8.0 KiB
Migration Issues Post-Mortem: What We Actually Fixed
Date: 2025-12-19 Status: MIGRATION BUGS IDENTIFIED AND FIXED
Summary
During the v0.1.27 migration implementation, we discovered critical migration bugs that were never documented in the original issue files. This document explains what went wrong, what we fixed, and what was falsely marked as "completed".
The Original Documentation Gap
What Was in SOMEISSUES_v0.1.26.md
The "8 issues" file (Dec 19, 13336 bytes) documented:
- Issues #1-3: Critical user-facing bugs (scan data in wrong tables)
- Issues #4-5: Missing route registrations
- Issue #6: Migration 022 not applied
- Issues #7-8: Code quality (naming violations)
What Was NOT Documented
Migration system bugs discovered during investigation:
- Migration 017 completely redundant with 016 (both add machine_id column)
- Migration 021 has manual INSERT into schema_migrations (line 27)
- Migration runner has duplicate INSERT logic (db.go lines 103 and 116)
- Error handling falsely marks failed migrations as "applied"

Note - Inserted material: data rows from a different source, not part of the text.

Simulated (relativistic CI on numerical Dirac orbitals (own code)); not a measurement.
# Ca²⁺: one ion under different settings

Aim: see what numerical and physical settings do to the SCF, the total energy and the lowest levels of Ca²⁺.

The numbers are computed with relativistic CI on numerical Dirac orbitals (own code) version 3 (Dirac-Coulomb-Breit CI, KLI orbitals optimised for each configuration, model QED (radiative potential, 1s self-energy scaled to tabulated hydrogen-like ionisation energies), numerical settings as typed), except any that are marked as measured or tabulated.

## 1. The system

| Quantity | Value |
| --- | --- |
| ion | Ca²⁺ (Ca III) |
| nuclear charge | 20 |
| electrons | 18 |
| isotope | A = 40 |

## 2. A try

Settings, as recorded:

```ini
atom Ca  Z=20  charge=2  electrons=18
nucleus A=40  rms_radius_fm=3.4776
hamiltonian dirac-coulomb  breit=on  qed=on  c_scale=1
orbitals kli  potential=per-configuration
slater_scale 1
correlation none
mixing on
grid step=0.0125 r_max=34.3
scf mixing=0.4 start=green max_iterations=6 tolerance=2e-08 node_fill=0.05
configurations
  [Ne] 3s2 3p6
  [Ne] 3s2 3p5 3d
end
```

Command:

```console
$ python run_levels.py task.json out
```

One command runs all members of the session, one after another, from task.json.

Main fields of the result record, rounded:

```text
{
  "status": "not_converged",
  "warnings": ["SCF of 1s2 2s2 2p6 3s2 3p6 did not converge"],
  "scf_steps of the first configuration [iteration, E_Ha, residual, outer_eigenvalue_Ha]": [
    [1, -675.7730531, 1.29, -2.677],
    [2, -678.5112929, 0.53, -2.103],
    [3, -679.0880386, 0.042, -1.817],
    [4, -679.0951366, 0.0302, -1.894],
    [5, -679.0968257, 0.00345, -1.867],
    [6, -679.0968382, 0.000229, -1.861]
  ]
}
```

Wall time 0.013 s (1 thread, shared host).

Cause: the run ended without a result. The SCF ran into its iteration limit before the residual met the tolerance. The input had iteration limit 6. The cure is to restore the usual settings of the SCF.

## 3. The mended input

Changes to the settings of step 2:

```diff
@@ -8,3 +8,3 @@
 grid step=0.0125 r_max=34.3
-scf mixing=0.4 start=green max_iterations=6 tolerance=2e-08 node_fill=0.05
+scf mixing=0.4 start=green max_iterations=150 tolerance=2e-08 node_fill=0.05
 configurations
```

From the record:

These were never in any issues file. I discovered them when investigating your "duplicate key value violates unique constraint" error.
What Actually Happened: The Migration Failure Chain
Timeline of Failure
-
Migration 016 runs successfully
- Adds machine_id column to agents table
- Creates agent_update_packages table
- ✅ Success
-
Migration 017 attempts to run
- Tries to ADD COLUMN machine_id (already exists from 016)
- PostgreSQL returns: "column already exists"
- Error handler catches "already exists" error
- Rolls back transaction BUT marks migration as "applied" (line 103)
- ⚠️ Partial failure - db is now inconsistent
-
Migration 021 runs
- CREATE TABLE storage_metrics succeeds
- Manual INSERT at line 27 attempts to insert version
- PostgreSQL returns: "duplicate key value violates unique constraint"
- ❌ Migration fails
-
Migration 022 runs
- ADD COLUMN subsystem succeeds
- Migration completes successfully
- ✅ Success
Resulting Database State
-- schema_migrations shows:
016_agent_update_packages.up.sql ✓
017_add_machine_id.up.sql ✓ (but didn't actually do anything)
021_create_storage_metrics.up.sql ✗ (marked as applied but failed)
022_add_subsystem_to_logs.up.sql ✓
-- storage_metrics table exists but:
SELECT * FROM storage_metrics; -- Returns 0 rows
-- Because the table creation succeeded but the manual INSERT
-- caused the migration to fail before the runner could commit
What We Fixed Today
Fix #1: Migration 017 (Line 5-12)
Before:
-- Tried to add column that already exists
ALTER TABLE agents ADD COLUMN machine_id VARCHAR(64);
After:
-- Drop old index and create proper unique constraint
DROP INDEX IF EXISTS idx_agents_machine_id;
CREATE UNIQUE INDEX CONCURRENTLY idx_agents_machine_id_unique
ON agents(machine_id) WHERE machine_id IS NOT NULL;
Fix #2: Migration 021 (Line 27)
Before:
-- Manual INSERT conflicting with migration runner
INSERT INTO schema_migrations (version) VALUES ('021_create_storage_metrics.up.sql');
After:
-- Removed the manual INSERT completely
Fix #3: Migration Runner (db.go lines 93-131)
Before:
// Flawed error handling
if err := tx.Exec(string(content)); err != nil {
if strings.Contains(err.Error(), "already exists") {
tx.Rollback()
newTx.Exec("INSERT INTO schema_migrations...") // Line 103 - marks as applied
}
}
tx.Exec("INSERT INTO schema_migrations...") // Line 116 - duplicate INSERT
After:
// Proper error handling
if err := tx.Exec(string(content)); err != nil {
if strings.Contains(err.Error(), "already exists") {
tx.Rollback()
var count int
db.Get(&count, "SELECT COUNT(*) FROM schema_migrations WHERE version = $1", filename)
if count > 0 {
// Already applied, just skip
continue
} else {
// Real error, don't mark as applied
return fmt.Errorf("migration failed: %w", err)
}
}
}
// Single INSERT on success path only
tx.Exec("INSERT INTO schema_migrations...") // Line 121 only
Current New Issue: agent_commands_pkey Violation
Error: pq: duplicate key value violates unique constraint "agent_commands_pkey"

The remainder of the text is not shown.